Yet we do this constantly by deciding what a loving God would do. Isaiah wrote that “my way are not your ways saith the Lord, for as the heavens are higher than the earth so are my ways higher than your ways and my thoughts than your thoughts.”
Yet we persist in saying we worship a Loving God. Can we determine how loving that God was to let thousands of Lamanite Warriors descend upon thousands of some of the most dedicated and faithful people to ever live…the Anti-Lehi-Nephites. Some scholars have suggested "Anti" may be a reflex of the Egyptian "nty:" meaning “one of” or “to align with someone.” Those who aligned with Nephi and Lehi had once been blood-thirsty until they accepted Christ. When they did they knew that their crimes were terrible and that should they ever take up arms against anyone – even for a great reason like self-defense, their prior sins would be visited upon their heads when they once again becoming blood-thirsty. They refused to allow that awful state to return to them so they buried their weapons and refused to take them up even though a horde of terrifying warriors was coming upon them.

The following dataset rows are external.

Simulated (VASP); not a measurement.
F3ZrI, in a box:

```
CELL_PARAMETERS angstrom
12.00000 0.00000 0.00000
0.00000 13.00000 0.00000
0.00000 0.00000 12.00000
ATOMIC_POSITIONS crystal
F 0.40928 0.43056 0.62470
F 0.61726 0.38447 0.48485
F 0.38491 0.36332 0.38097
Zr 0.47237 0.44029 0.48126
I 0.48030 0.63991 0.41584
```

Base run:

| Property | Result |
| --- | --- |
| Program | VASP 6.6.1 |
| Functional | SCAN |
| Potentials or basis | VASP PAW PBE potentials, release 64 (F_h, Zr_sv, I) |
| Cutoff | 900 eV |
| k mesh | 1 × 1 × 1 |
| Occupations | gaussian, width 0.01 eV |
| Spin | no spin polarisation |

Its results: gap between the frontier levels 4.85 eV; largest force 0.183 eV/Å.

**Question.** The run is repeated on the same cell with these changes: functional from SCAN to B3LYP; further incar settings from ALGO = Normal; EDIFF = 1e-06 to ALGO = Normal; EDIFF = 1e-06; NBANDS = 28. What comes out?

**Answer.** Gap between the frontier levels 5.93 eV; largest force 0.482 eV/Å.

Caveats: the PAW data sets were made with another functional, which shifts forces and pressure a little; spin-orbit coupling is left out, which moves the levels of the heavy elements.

Those with faith in a Loving God might be tempted to say, “A Loving God would look upon their great faith and miraculously save them from destruction. Surely he could not let such goodness be for naught!”
But the Warriors descended upon them and a Loving God did nothing. The Warriors slashed and murdered innocent men. Where was the Loving God? Firmly in his omniscient state. God’s will contains eternal perspective. Soon the Lamanites could hack and cut no more and broke down and wept at the carnage they’d caused. Thousands that day left their blood-thirsty ways and joined or aligned with the Anti-Lehi-Nephites.
Later we learned of another attack and how the remainder of Anti-Lehi-Nephites and the recent converts again refused to take up arms, even in self-defense. But their sons had not needed to swear such oath so they took up arms and defended their parents with stunning results. How many millions of people have been inspired by their faith in their mothers – surely every ward has a speaker on Mother’s Day read from the Book of Alma where Helaman describes the great faith of these stripling warriors as they attribute their faith to their mothers: “we knew our mothers knew it…”. Perhaps an Omniscient God was indeed a Loving God once we understood a fraction of divine perspective.
Perhaps an omniscient God, as He describes Himself and His Son, knows what real “loving” is: ‘This is my work and my glory to bring to pass the Eternal Life and Immortality of Man.”
He knows the operating room, the doctor, the world completely and asks us to have faith in Him even when life’s trials seem to go against us.
When my first son Alexander lay in intensive care with three strains of E Coli pneumonia threatening his every breath and the doctor giving him a less than 50-50 chance of living. I went to the cafeteria where I thought a little food might help. But, I couldn’t eat as I sat and pondered. Wiping away tears and fears, it hit me hard. “Now is the time for you to decide what your faith in God really is.” The rubber was meeting the road. This wasn’t some ambiguous philosophy class discussion. This was reality. And it came to me as I closed my eyes and said, “Whether my son lives or my son dies, like Job said, Blessed be the name of the Lord.” In confidence I arose…not confident my son would live. I didn’t know that. But I knew that I knew God lived and my son was in His hands.
Our son is now a faithful husband and father of six. He lives. His testimony is strong and he and Becky are teaching their children well. But the end was not yet.
|Alex with Becky (right), my mother, other of Becky's and our|
family, with Alex and Becky's kids in the back at Thanksgiving.
Within seven years of Alex’s birth, his two brothers died too young. We grieved, but the question of a Loving God or an Omniscient God had long been answered. That answer or foundation of faith, buoyed us up so that we could “Be Still and Know that I Am God.” As we were still, the Comforter was poured out upon us. Our boys were taken, but the faith of our children was strengthened and we were blessed.
How could a Loving God allow a child to die – two dear sons to die? Because He knows how it will build us and where it will lead us in this life and beyond.